Junior developer fired because he dropped production database
twitter.comThis is new twitter post about an old story https://old.reddit.com/r/cscareerquestions/comments/6ez8ag/a...
I once deleted all the virtual phone numbers in the municipality where I was working. It wasn’t entirely my fault as I was basically working with some Cisco tech that nobody knew how worked doing pretty much exactly what our IT operations department had requested, but it was still me who did it. I went to tell the CTO feeling more than a little afraid. I didn’t coat it in the “it wasn’t my fault” part that I did here, because I didn’t really think it mattered, and it turned out that it didn’t. He basically told me that while he wasn’t happy that it had happened, he was happy my first reaction was to come running and admit my mistake so that it could be fixed, and that everyone makes mistakes but it’s the ones who hide it that are dangerous.
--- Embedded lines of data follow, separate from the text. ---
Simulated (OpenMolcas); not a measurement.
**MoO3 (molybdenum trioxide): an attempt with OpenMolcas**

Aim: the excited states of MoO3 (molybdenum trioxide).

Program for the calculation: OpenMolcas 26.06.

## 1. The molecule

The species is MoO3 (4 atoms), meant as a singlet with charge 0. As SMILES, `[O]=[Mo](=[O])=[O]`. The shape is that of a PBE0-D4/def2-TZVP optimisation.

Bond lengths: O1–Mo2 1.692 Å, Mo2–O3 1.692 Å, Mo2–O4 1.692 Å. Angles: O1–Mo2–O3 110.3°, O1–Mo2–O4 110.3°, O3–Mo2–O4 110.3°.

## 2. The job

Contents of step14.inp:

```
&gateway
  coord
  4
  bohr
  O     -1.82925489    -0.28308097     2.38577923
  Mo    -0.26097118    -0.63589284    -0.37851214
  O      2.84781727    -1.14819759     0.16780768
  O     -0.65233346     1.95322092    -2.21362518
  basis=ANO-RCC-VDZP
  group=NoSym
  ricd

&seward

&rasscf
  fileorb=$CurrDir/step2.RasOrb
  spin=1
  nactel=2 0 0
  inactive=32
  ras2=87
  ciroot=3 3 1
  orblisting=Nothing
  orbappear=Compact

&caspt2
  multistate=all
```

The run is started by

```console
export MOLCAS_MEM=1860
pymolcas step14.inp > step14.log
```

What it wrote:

This is something I’ve taken with my in my career myself, and in my experience it fosters a much healthier culture than firing someone for dropping a database they frankly should not have had the rights to drop in the first place. Like… what organisation in all seriousness gives a junior developer the access rights to drop a production database on their first day? And then after this even has the audacity to blame the junior dev? Seriously…
> what organisation in all seriousness gives a junior developer the access rights to drop a production database
It is pretty normal. Someone with university education, should know how to use a SQL client! I personally would fire such person as well. Carelessly copy&paste and execute code from some website is a huge redflag! Getting rid of such person on their trial period is very cheap....
Also many services are not mission critical. DB drop could mean short downtime, and restoration from backup (or Kafka stream), and with little loss revenue.
I'm overly careful person in these sort of cases.
But I expect people to take lot of care and thought when doing something in production like Database. And some even in shared development/pre-prod one. If you know how to replicate whole thing, go wild you are only wasting some time.